Nothing complicated today; just a museum-diorama-ish scene of a couple of paleo-cons enjoying a meal in their cave. Ok, there is a bit of a twist; there is some perceptual dissonance forced upon a careful observer looking at both of a saurian-scaled fantasy/hallucination painting on the wall and the amuse bouche these neo-Morlocks have bludgeoned, roasted and are now consuming.

The profs can’t agree on the purpose of the cave paintings. Some say they are documentary, records of past good hunts. Others say they were shamanistic events to induce good hunts. Another says they were simple exaggerated adolescent boasting. Can’t they be all three, kinda like cable news is today?


This was a tough one to draw. This is only the second drawing I’ve done in the new program; I’m still trying to find all the buttons and levers. Software companies don’t do manuals any more, not that those were ever any good. What are left are third-party tutorials that are either rambling amateur screen caps or self-serving celebrity chats. I watch them, but trial by error remains the best of the worst ways to learn.
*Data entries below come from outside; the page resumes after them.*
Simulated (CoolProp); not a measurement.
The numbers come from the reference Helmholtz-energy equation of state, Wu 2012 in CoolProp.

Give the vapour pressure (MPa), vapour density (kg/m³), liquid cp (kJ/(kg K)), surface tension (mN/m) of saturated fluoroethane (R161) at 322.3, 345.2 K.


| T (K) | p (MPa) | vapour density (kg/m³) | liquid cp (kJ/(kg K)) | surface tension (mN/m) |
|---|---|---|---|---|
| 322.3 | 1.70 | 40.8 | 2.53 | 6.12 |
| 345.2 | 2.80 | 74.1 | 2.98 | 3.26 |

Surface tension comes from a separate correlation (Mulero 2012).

And the old problems remain as well. I’ve never been a colorist; even after 40+ years a professional. Not that being a colorist is necessary; for both Michelangelo and Rembrandt color seems an afterthought. And let’s leap over a couple of centuries of their followers to Hokusai and Gauguin who colored well, but for whom it was more symbolic than aesthetic—not that there is anything wrong with that—and they both still colored between the lines.

Now hop forward another century and back to me. I to, make black lines and then color between them, symbolic more than aesthetic, as well. And while not thinking myself anywhere near the ability of any of these guys, I try some times to paint, albeit with a computer, an expressive Matissean green stripe, but sadly end up with an ironic Warholian one.